# Serbian (BCS): vreme je!



## maree

When I visited my cousins in Serbia last summer, they gave me a record with the Serbain goth band Abonos. Since the only thing I know in Serbian is "ja ne mogo viso maiki mi", I don't understand much of the lyrics.

In one song, they say "vreme je!" a lot. I'll write some pieces of the lyrics, so that you'll get a context.

Vreme je! Stize me strah, da li je san

Vreme je! Slusaj me sad, ja sam taj glas

I would be grateful if someone could translate the sentences for me.
(And som of the s'es and z's are supposed to be voiced, I just don't know how to write it with my Norwegian keyboard )


----------



## Mariposas_de

Vreme je! Stize me strah, da li je san
It's time! I am frightened , is it a dream ....

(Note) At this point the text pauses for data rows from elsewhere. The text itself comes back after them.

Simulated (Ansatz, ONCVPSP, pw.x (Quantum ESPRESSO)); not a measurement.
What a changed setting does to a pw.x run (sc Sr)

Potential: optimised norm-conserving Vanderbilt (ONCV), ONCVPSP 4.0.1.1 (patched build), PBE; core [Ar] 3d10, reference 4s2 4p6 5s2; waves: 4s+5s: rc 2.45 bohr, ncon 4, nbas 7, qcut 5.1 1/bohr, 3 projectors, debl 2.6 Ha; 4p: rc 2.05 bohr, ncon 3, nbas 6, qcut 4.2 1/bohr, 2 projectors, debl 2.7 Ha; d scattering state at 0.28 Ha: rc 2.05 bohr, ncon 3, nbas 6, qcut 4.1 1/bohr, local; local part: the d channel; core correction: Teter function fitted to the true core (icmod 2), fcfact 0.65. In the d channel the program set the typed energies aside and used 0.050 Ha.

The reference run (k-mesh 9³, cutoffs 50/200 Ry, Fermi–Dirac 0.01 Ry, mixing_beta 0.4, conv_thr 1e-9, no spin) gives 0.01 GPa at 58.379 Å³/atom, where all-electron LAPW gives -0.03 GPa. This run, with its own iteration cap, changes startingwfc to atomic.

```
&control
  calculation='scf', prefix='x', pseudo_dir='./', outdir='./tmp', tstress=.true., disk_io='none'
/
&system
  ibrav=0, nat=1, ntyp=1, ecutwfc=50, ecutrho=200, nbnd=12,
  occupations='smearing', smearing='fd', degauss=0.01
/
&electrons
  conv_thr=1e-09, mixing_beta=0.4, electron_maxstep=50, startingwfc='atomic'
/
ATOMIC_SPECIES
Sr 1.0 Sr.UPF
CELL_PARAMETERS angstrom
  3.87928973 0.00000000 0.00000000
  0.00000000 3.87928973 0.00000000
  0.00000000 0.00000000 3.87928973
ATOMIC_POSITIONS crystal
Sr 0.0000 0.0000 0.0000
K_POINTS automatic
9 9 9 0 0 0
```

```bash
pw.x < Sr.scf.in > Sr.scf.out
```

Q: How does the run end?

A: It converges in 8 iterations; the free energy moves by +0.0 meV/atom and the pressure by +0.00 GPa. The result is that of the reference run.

Vreme je! Slusaj me sad, ja sam taj glas
It 's time!! Listen to me now, I am your voice.........

I don't know that song , so maybe the translation is a bit literal , but in general those are the meanings.

Rgds


----------



## maree

Thanks a lot! It's probably pretty correct. You know, these goth bands are all so dramatic...


----------



## Maja

Just a little corrections: 



Mariposas_de said:


> Vreme  je! Stize me strah, da li je san
> It's time! I am frightened , is it a dream  ....
> 
> Vreme je! Slusaj me sad, ja sam taj glas
> It 's time!! Listen to  me now, I am the/that  voice.........





maree said:


> Since the only thing I know in Serbian is "ja ne mogu  više, majke mi", I don't understand much of the  lyrics.






maree said:


> I would be grateful if  someone could translate the sentences for me.
> (And som of the s'es and z's  are supposed to be voiced, I just don't know how to write it with my Norwegian  keyboard )


 *Š* is pronounced as *sh* in "shad".  And *Ž*,  I am afraid, has no adequate example in English... or  at least I cannot think of any... Maybe a French name  Jacqueline?


----------



## maree

Maja said:


> Just a little corrections:
> 
> 
> 
> *Š* is pronounced as *sh* in "shad". And *Ž*, I am afraid, has no adequate example in English... or at least I cannot think of any... Maybe a French name Jacqueline?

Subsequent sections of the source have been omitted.